For my more complex 3D game, Shiva for me is the better choice as I can then concentrate on scripting, behavior and artwork in a more complex working environment.

Cocos2D for iphone is still in beta at version 0.82. This version also uses Box2D as its physics engine, which I prefer for its potentially complex results moment to moment.

Yet both Cocos2D and Box2D are in rapid development, so following tutorials requires an eye on their current APIs. Both are open-source, and Box 2D is well-organized along OOP principles. So along with the predictive text, it’s pretty easy to just open up the class files and find out what the current functions do while studying older tutorials.

As an example, Cocos tutorials using code older than version 0.8 might refer to add: as the command to add sprite children to display containers. This has been deprecated by the addChild: command:

ball = [Sprite spriteWithFile:@”ball.png”];
[ball setPosition:CGPointMake(160,240)];
[self addChild:ball z:10];

This places a 2D artwork on-screen at x160 y240, with a z-depth of 10 (0 being the lowest ‘level’ where the background artwork is placed. Actually it’s similar of course to Actionscript 3 so users of that software will know how sprites are collected and displayed by Cocos2D.

Likewise Box2D tutorials may have a few ‘gotchas’. ‘Shapes’ are used to compute the actual physics and are associated with the sprite created in Cocos2D, shown above. The deprecated command for doing this is:

body->CreateShape(&ballShapeDef);

..and the new command in Box2D must be:

body->CreateFixture(&ballShapeDef);

After a few hours’ work studying these frameworks, coding and debugging, I already have a game board with active player and game pieces.

Links:

http://iphonedev.net/2009/07/12/cocos2d-example-box2d
http://www.emanueleferonato.com/2009/05/18/understanding-how-box2d-manages-boundaries/
http://johnehartzog.com/2009/07/using-box2d-physics-engine-with-cocos2d-iphone/

Sparks are flying!

Motion, check. Weapon loading, check. Collision detection, check. Smoke and sparks, check check check!

More progress this past week. The basic player mechanisms are working. Motion forwards and back, side-to-side orientation. Fire control works. I had concerns about dynamic engine performance on the iphone but so far it is very good, no complaints. I’ve added particle effects to weapon firing and hits, which is working out, and added an extremely basic reward mechanism.

All of these elements need refinement. Currently I’m sketching out the experience across the spectrum of gameplay, which helps illuminate interactions requiring improvement.

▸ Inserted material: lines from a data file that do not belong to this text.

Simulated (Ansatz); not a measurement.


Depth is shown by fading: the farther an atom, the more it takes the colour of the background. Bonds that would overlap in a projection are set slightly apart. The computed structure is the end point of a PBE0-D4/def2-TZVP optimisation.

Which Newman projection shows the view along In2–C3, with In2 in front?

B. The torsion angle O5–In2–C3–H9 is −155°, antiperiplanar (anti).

Next step is to create one level of finished artwork, and the heads-up display. Altogether this should be enough to share the game with colleagues for feedback. The artwork will involve some 3D modeling, textures, 2D graphics and basic sound effects. Once the initial 3D models are created, variations can be made. Lots of work but satisfying.

Who object.setTranslation’d my cheese?

So today is a day of victory, a day to sing about and drink mead, to spin tales told for generations to come.
Yessiree Bob, my joystick is sharing some love!

Stonetrip Shiva uses local and global axis like any 3D package. In their version of the lua script language, kLocalSpace translates of an object’s vertices around that object’s own center. Changes to the kLocalSpace shouldn’t change an object’s position relative to the whole 3D world, something like spinning a marble in one place on a table.

kGlobalSpace on the other hand is relative to the world the object is in.  Changing kGlobalSpace makes sense if you want to move things around in that world from A to B. The marble now moves across the table.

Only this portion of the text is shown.